In-Flight Wealth Disparity Is Hastening America’s Cultural Revolution
LatestThese bourgeois pigs in business class must be purged from our skies. Why let them board an airplane early, free from the desperate urge to jostle for a space in the overhead bin for their sensible leather carry-on just so they can sip mimosas and sneer at the poor, corn syrup-coated plebes seated in zones 2 through 6 as they haul all of their worldly possessions to the back of the plane? It’s wholly unjust that the elitist scum spreading their legs at the front of the plane should travel so much more luxuriously than their fellow humans in coach, which has, thanks to the inexorable normalization of air travel, become little more than a Greyhound bus that makes your ears pop and may, at any moment, plummet from the skies, leaving you and your discount Travelocity boarding pass ignominiously vaporized in the Catskills. Everyone on the plane may, in that case, die, but only the business class passengers die with dignity.
Having learned no historical lessons about what happens when you make rich people’s lives easier while neglecting the poor, downtrodden masses, airlines have set about making the first class and business class traveling experience just about as swell as you can imagine. Even the once-egalitarian JetBlue has started offering premium seat assignments, and while that change of policy is partially thanks to a stagnant economy, the real airline money has always been at the front of the plane. Airlines make lots of money on premium seats because it doesn’t cost a whole lot to offer somebody free reign over a cookie basket and a leather seat that wasn’t designed for gibbon with scoliosis. “Service-sensitive” passengers, as they’ve been dubbed, can’t abide the indecency of coach, so they’ll fork over the extra cash for a few perks.

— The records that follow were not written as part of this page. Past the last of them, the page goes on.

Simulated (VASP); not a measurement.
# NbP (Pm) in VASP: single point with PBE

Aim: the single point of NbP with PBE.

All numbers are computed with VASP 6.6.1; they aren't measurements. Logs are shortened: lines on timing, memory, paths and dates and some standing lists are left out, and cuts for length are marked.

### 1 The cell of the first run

Thanks to the economy, though, the gap between “service-sensitive” (read: moneyed) and “price-sensitive” (read: poor) fliers has grown. The rich will pay more for better service, while the poor are willing to put up with just about any indignity or surcharge airlines can subject them to because they don’t have a choice.
From NBC News:
After the economy crashed in 2008, airline passengers began to fall much more solidly into two distinct customer types, said Bijan Vasigh, a professor at the Business College at Embry-Riddle Aeronautical University. “Some are price sensitive, mainly interested in lowest ticket price, and the other group is service sensitive — they’re not really looking at cheapest price, but for comfort and amenities,” he said.
Though the recession deepened that trend, it did not create it. “Over the past 10 years, income has not increased uniformly,” Vasigh noted. “We’re seeing more lower income people, but for the service-sensitive the level of income has increased more than the average family.”
Since the profit margin for airlines is low on seats sold to the former group — those in the economy class — airlines have begun to rely more heavily on their price-blind customers.
The growing income disparity is being reflected and magnified in the commercial airliner. Delta, American, and United are all offering even nicer business class amenities, such as lie-flat beds and a personal flight attendant who will whisper lullabies into the ears of each traveler about all the good life choices he or she has made to wind up in such a rarefied paradise. Meanwhile, the economy passengers are sitting on their overturned mop buckets, eyeing their suspiciously noose-like safety harnesses and wondering whether or not the pilot will ask them to please swab the aisle before they get off the plane.
It’s pointless to bemoan the surcease of business class amenities — there’s a market for such things, and, if someone’s willing to drop several thousand dollars to fly from Burbank to JFK with access to a champagne fountain, that’s fine. The problem is that flying economy is so awful it almost seems like airlines are punishing their passengers for buying cheap tickets. I mean, of course that’s not happening, but when you hear the flight attendant’s announcement for everyone to clean out the seatback pocket in front of you so the next passengers don’t have to wade through a stratified pile of your gum wrappers and aborted sudoku puzzles, well, it’s hard to feel like you’re an adult who purchased a service and not a child who’s been coerced into a school trip to Trenton (Trenton is the worst, worst, WORST state capital).
Couldn’t some of the revenue from those inflated business-class fares be used to make sure each coach passenger has a fresh in-flight magazine with an unsullied crossword puzzle and a complimentary can of ginger ale? On small regional flights, business class isn’t even that special. Really, it’s just a gauntlet of shame that the people with economy class tickets must endure to remind themselves that they’ve somehow blundered through life an indigent failure, wholly incapable of embarking on a semi-comfortable airplane ride. Airlines can keep their social hierarchies in place. They can make business class as pleasant as possible. It’d just be nice if making business nice didn’t also involve making coach so shitty that it helped breed class resentment.